Show that the subgroup $\{D \in \text{Pic}F: 2D \sim 0\}$ is isomorphic to $\mathbb{Z}/2\mathbb{Z} \times \mathbb{Z}/2\mathbb{Z}$

Question

Let $F = y^2z - x^3 - \lambda xz^2 - \mu z^3$ be a smooth elliptic curve. Show that the subgroup $S = \{D \in \text{Pic}F: 2D \sim 0\}$ of $\text{Pic}F$ is isomorphic to $\mathbb{Z}/2\mathbb{Z} \times \mathbb{Z}/2\mathbb{Z}$.
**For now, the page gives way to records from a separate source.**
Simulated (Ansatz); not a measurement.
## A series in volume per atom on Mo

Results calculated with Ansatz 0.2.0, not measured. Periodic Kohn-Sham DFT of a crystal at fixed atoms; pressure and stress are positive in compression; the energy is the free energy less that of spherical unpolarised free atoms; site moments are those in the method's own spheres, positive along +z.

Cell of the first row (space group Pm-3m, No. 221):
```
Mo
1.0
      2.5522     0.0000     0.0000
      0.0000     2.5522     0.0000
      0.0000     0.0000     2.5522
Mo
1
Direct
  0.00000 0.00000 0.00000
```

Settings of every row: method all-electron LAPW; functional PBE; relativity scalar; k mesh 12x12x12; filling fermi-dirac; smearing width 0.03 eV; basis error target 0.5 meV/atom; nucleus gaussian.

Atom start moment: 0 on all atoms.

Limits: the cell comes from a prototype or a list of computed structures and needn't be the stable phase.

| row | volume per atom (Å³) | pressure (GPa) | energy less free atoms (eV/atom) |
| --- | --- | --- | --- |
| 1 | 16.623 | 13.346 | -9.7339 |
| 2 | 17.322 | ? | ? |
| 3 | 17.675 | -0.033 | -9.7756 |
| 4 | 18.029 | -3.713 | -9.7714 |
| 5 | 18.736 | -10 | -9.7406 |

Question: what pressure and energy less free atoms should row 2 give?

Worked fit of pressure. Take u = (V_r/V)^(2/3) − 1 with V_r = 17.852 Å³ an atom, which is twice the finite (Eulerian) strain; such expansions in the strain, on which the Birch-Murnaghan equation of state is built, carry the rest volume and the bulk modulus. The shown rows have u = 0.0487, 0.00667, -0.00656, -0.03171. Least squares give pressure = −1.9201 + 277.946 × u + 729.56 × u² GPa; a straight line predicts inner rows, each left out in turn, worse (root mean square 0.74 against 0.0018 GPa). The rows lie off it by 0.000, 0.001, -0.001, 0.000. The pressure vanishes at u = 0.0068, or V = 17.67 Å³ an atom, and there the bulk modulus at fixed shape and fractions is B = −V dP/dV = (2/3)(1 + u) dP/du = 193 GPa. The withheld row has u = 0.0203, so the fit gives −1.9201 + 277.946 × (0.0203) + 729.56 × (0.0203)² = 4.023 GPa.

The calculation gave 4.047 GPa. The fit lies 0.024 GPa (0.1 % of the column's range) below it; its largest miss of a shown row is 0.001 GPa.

Let $\Phi$ be the canonical bijective map between $V(F)$ and $\text{Pic}F$ that maps $P \mapsto P- P_0$ for a fixed base point $P_0$. I have already shown that for any $P \in V(F)$ such that $P- P_0 \in S$, we have

\begin{equation*} P \oplus P = 2\Phi^{-1}(P-P_0) = \Phi^{-1}(2P - 2P_0) =\Phi^{-1}(0) = P_0 \end{equation*}

This means that $P$ is an element of order 2 in the groups of $V(F)$ (if $P \neq P_0$), so the structure of $S$ is like $(\mathbb{Z}/2\mathbb{Z})^n$. How can I show that $S$ has exactly four elements?

Answer 1

Let $E = V(F)$ and suppose $P$ is a $2$-torsion point of $E$. On the affine open where $z \neq 0$, we can write \begin{equation} \label{eqn} \tag{$*$} E: y^2 = \overbrace{x^3 + \lambda x + \mu}^{f(x)} \end{equation} Write $P = (x_0,y_0)$ on this affine open. Since $2P = 0$, then $$ (x_0,y_0) = P = -P = (x_0,-y_0) \, , $$ so $y_0 = 0$. Substituting this into the local equation (\ref{eqn}) for $E$, we find $0 = f(x_0) = x_0^3 + \lambda x_0 + \mu$. Since $E$ is nonsingular, then $f$ has distinct roots, so there are $3$ possible values for $x_0$, and thus $3$ $2$-torsion points. Together with the identity, which we did not yet include, since it lies on the line $z = 0$ at infinity, this yields $4$ points $P$ such that $2P = 0$.

More generally, one can show that the $m$-torsion subgroup $E[m]$ of an elliptic curve $E$ is always isomorphic to $\newcommand{\Z}{\mathbb{Z}} (\Z/m\Z) \times (\Z/m\Z)$ for every $m \geq 1$ not dividing the characteristic of the base field. Over $\mathbb{C}$, this can be easily seen using the complex uniformization of $E$ as a complex torus $\mathbb{C}/\Lambda$, but the general proof is a bit more involved.